While student housing had been growing more expensive for a number of years in France, it appears that the upward trend has finally come to a halt in 2014. This is good news for students—except Parisians. Student housing in Paris remains very expensive, unmoved by the broader movements in costs.
A long-awaited fall in price
While finding the perfect apartment is never easy for students, parents often struggle to stomach the housing costs, which have been a concern for years in France. Prices this year are finally dropping, however, according to a study carried out using data from Location-etudiant.fr, a real-estate website specializing in student housing. Prices decreased in 13 of the 20 cities examined in the study. In Toulouse, for example, prices fell 15 percent, while in Marseille and Nice they fell 12 percent. Brice Boullet, founder of Location-etudiant.fr, commented:
Nous assistons à un phénomène de baisse sans précédent ces dix dernières années sur les petites surfaces. Comparés à leur niveau d’août 2013, les loyers d’août 2014 ont amorcé une baisse qui se généralise dans les grandes villes françaises à l’exception de Paris.

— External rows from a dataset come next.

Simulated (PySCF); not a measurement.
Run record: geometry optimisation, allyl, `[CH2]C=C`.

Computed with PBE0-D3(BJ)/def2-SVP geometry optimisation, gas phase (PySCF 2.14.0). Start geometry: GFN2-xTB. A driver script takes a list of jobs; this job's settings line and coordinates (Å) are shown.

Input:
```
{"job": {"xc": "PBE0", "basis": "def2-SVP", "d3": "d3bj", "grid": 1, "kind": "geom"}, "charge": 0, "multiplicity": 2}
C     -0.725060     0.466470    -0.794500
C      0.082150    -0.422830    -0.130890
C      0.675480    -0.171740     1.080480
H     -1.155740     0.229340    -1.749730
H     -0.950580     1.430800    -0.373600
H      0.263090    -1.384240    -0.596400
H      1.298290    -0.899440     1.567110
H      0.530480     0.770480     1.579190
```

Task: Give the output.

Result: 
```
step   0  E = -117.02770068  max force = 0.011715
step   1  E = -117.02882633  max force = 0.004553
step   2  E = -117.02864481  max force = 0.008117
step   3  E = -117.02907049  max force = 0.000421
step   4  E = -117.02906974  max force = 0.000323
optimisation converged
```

We are witnessing a decline in prices for small apartments that is unprecedented in the last ten years. Compared to August 2013, rents in August 2014 have begun to fall in all big cities except Paris.
Paris bucks the trend
The problem of student rents has not improved in Paris. In fact, unlike the rest of the country, it's become even worse. The average monthly rent for a studio is now at 744 euros (about $940 USD), a 0.5 percent increase over last year. The rent for a one-bedroom apartment averages 1,249 euros (more than $1,500), a 3.7 percent increase over last year.
Ironically, the principal reason for the increase is student grants, which have permitted landlords to raise prices. ALUR, a rent-control law passed this year, has failed to achieve sensible limits on the rent of small apartments. Boullet remarks:
Ces lois ne suscitent aucune inquiétude chez les bailleurs. D’abord parce qu’elles sont inefficaces : l’État n’a pas les moyens d’en contrôler le respect, tout le monde le sait. Et plus un loyer est cher, plus l’étudiant a d’aides.
Landlords aren't losing any sleep over these laws. Firstly, they're ineffective: everybody knows the state doesn't have the means to control rent. And the more expensive the rent is, the more students get help.
The situation in Paris seems to be at an impasse, given that the demand for student housing won't fall anytime soon. Perhaps a radical situation might require a radical solution: the government could lower student grants to dissuade students from living in housing they cannot afford. Confronted with the ensuing drop in demand, landlords would then have to lower rents or risk losing more tenants. This plan, however, risks a revolt among students first, and landlords second.